Content area
Full Text
Drawn from a longitudinal ethnographic study, this article elaborates the trajectories linking one undergraduate's extracurricular journaling to her school writing and her emerging identity as a journalist. This portrait of literate development highlights how our sense of ourselves as literate persons is forged in the interplay of multiple encounters with literacy, private as well as public, and how authoring a literate life means engaging in the ongoing work of reconciling the conflicts and synergies among them.
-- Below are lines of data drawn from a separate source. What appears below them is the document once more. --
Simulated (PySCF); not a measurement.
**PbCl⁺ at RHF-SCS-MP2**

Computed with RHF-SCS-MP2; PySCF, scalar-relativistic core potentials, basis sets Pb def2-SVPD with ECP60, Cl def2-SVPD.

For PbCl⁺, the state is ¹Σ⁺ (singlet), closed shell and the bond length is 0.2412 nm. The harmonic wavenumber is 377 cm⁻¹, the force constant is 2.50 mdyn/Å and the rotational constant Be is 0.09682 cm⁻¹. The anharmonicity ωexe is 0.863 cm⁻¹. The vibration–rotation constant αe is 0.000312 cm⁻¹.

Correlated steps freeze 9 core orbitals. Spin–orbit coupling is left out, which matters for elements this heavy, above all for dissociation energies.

Anticipating her graduation from the urban high school she attended in Chicago, Illinois, Angelica Herrera (her real name)1 looked forward to pursuing her longstanding interest in, as she put it, "doing something with writing," and attending college was an important step toward that goal. After several months of filling out application materials during her junior year of high school, the thought that this dream might go unrealized due to her low grades and standardized test scores caused her no small amount of anxiety. In the following journal entry from August 2000, the summer after her junior year, Angelica expresses her fear that her plans might be cut short, and more importantly, that her voice might go unheard:
On top of it all, I'm stressing out over what school is going to believe enough in me to accept me. I'm afraid that if I don't get into a great school, the world will never hear Angelica Herrera. How do I prove I'm good enough for these schools if they don't know me? I mean really know me. My grades and ACT scores do not reflect how good of a student-person I am. How are they supposed to tell just how promising a student I am? How are you supposed to feel like it's worth going blindly into an institution where nobody cares how you contribute to the world? I pray somebody hears the honesty I am proclaiming in my words. If nobody listens, nobody hears the voices of the might-be-greats.
Just as she had done so many times before when dealing with her life's twists and turns, Angelica turned to her private writing, the self-initiated and selfsponsored prose, poetry, short stories, and song lyrics written in Spanish and English (and often combinations of both) filling the pages of the...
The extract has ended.